New York Times columnist David Brooks is given to periodic meditations triggered by the political environment; recently, he mused at some length over “what moderates believe.”
I’m not ready to endorse Brooks’ entire definition, which is a bit too formulaic and pietistic for my tastes, but I do think that one sentence describes the fundamental difference between “wingers” and moderates:
Moderation is not an ideology; it’s a way of coping with the complexity of the world.
I would probably phrase this differently, but I agree that moderation is an approach, an attitude, an openness to complexity rather than a set of rigid beliefs. A moderate is someone who recognizes the increasing ambiguities of modern life, someone who can make peace with a world where there is less black and white and more shades of gray without feeling disoriented or panicky.
Moderates use terms like “it depends” and “it’s more complicated than that.”
Moderates reject justifications for the use of violence in service of ideology; they recognize that whether it is the Nazis or the Antifa who oppose them, a resort to the use of force places zealots outside the norms of acceptable political discourse, undermining both the rule of law and fundamental American principles.
The True Believers of both the Right and Left are the enemies of functioning government. These are the judgmental, “my way or the highway” purists who prefer losing to taking half a loaf, who don’t understand that sustainable progress is almost always incremental, who have learned nothing from the history of revolutions.
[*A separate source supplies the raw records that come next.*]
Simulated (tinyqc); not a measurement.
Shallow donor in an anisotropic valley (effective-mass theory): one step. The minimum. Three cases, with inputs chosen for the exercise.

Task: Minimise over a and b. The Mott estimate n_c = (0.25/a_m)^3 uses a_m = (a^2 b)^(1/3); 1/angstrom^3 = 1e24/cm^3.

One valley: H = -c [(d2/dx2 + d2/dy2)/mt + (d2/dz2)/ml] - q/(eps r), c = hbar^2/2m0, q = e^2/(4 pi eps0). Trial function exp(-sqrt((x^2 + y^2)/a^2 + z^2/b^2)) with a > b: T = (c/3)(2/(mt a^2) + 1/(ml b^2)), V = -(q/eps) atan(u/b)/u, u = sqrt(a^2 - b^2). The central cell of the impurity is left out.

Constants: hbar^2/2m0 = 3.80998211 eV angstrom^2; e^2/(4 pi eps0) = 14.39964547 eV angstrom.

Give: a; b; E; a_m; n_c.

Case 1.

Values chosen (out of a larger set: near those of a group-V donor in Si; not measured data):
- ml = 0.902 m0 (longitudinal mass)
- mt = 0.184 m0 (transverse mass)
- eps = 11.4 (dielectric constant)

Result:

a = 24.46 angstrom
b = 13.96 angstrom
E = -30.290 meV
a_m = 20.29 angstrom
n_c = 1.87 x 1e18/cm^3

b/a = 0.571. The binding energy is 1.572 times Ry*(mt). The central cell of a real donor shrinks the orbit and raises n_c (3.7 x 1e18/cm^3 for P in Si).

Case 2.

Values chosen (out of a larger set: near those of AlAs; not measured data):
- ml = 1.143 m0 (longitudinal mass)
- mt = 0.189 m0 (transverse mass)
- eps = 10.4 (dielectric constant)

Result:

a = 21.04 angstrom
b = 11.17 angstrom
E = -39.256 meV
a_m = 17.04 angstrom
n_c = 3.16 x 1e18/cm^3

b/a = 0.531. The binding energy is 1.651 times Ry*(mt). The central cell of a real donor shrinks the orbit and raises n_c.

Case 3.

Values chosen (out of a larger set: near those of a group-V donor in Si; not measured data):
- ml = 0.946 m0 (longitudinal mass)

The GOP has pretty much rid itself of its moderates–it has actually made “moderate” a dirty word– and the party’s current inability to govern despite controlling both houses of Congress and the Presidency is a direct result of its radicalization. Once-thoughtful elected officials now pander to the party’s rabid base in order to avoid being primaried–and it’s hard not to wonder if and when they’ll regret trading their souls and the tattered remnants of their integrity for another term in office.
For their part, the Democratic Party’s purists are responsible for that party’s recurring “circular firing squads.” Here in Indiana, several have announced that they won’t support incumbent Democratic Senator Joe Donnelly because he is “insufficiently progressive.” Their defection is likely to give Indiana a Republican zealot in his place–hardly an improvement, but evidently satisfying to those for whom ideological purity is more important than retaking the Senate. For the record, I am considerably more progressive than Donnelly, but he will vote against the upcoming attempts to eviscerate the social safety net in order to give huge tax cuts to the 1%, and every Republican running to replace him will enthusiastically vote for those measures. Should the Democrats retake the Senate (something they probably cannot do if Donnelly loses), Donnelly will also be a vote to replace Mitch McConnell–that alone is reason enough to support him.
Politics has been called “the art of the possible.” Moderates acknowledge that reality, and are willing to take something less than perfection if that “something less” is an improvement over the alternative.
Come to think of it, perhaps “moderate” simply means “adult.”